Elmhurst Aldermen Announce Plans to Extend the Idea of Aggregation to Natural Gas

Natural gas aggregation may be another opportunity—like electricity aggregation has been—for residents and businesses to save money, aldermen say.

Editor's Note: The following press release was submitted by 6th Ward Alderman and mayoral candidate Steve Morley.

Based on the overwhelming success of electrical aggregation in Elmhurst, a group of Elmhurst alderman has made a proposal to consider expansion of aggregation to natural gas contracts.

“While the issue of natural gas aggregation continues to be discussed in Springfield, it is important that Elmhurst, as a home-rule community, determine what options are available to us,” 6th Ward Alderman Steve Morley said. “We need to start looking at this right now so that we are ready to move swiftly when the opportunity presents itself.”

The referral for consideration and review of a natural gas aggregation program was made on Wednesday, Jan. 30, by Morley and aldermen Kevin York (4th Ward), Dannee Polomsky (3rd Ward) and Chris Healy (5th Ward).

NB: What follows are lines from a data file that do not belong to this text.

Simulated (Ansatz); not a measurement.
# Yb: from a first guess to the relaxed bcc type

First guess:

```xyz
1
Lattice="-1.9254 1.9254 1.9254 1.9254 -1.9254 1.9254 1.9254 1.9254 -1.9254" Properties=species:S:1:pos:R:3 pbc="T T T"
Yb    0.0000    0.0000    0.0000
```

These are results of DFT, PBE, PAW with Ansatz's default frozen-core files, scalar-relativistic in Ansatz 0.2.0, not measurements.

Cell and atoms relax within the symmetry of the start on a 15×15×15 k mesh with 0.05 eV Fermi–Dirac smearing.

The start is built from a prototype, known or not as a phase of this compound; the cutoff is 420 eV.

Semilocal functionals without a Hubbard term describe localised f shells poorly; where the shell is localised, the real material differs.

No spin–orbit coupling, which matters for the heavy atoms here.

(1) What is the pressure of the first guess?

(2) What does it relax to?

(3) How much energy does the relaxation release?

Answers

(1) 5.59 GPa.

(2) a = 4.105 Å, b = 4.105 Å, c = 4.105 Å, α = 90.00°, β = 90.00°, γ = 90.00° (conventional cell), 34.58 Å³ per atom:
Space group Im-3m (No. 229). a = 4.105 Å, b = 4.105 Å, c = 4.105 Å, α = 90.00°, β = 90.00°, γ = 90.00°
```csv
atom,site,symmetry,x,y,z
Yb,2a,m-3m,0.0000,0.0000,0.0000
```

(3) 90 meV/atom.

According to the referral to Acting Mayor Scott Levin and City Manager Jim Grabowski, the group seeks to investigate the feasibility of natural gas aggregation in order to provide Elmhurst residents with access to the best value in reliable natural gas. This may be achieved through a process similar to the city’s adoption of community electrical aggregation, but it may take a different form. The aldermen hope to explore every avenue to secure savings for residents by purchasing natural gas in bulk. 

“Natural gas aggregation may be an opportunity for the city to again directly impact each resident by putting dollars back in their pockets every month,” Polomsky said.

On May 21, 2012, Elmhurst City Council authorized electric aggregation and adopted an aggregation plan. The plan has had a 95.4 percent participation rate and resulted in an estimated $4.2 million in annual savings for Elmhurst residents and businesses.

“Electrical aggregation has proven to be a huge benefit to our citizens,” said Morley, who was one of four aldermen who proposed the original plan. “We have experienced a decrease in electrical utility costs across the board. It only makes sense that we try to expand upon that success.”

The proposal is expected to be referred to the Finance Committee for further consideration.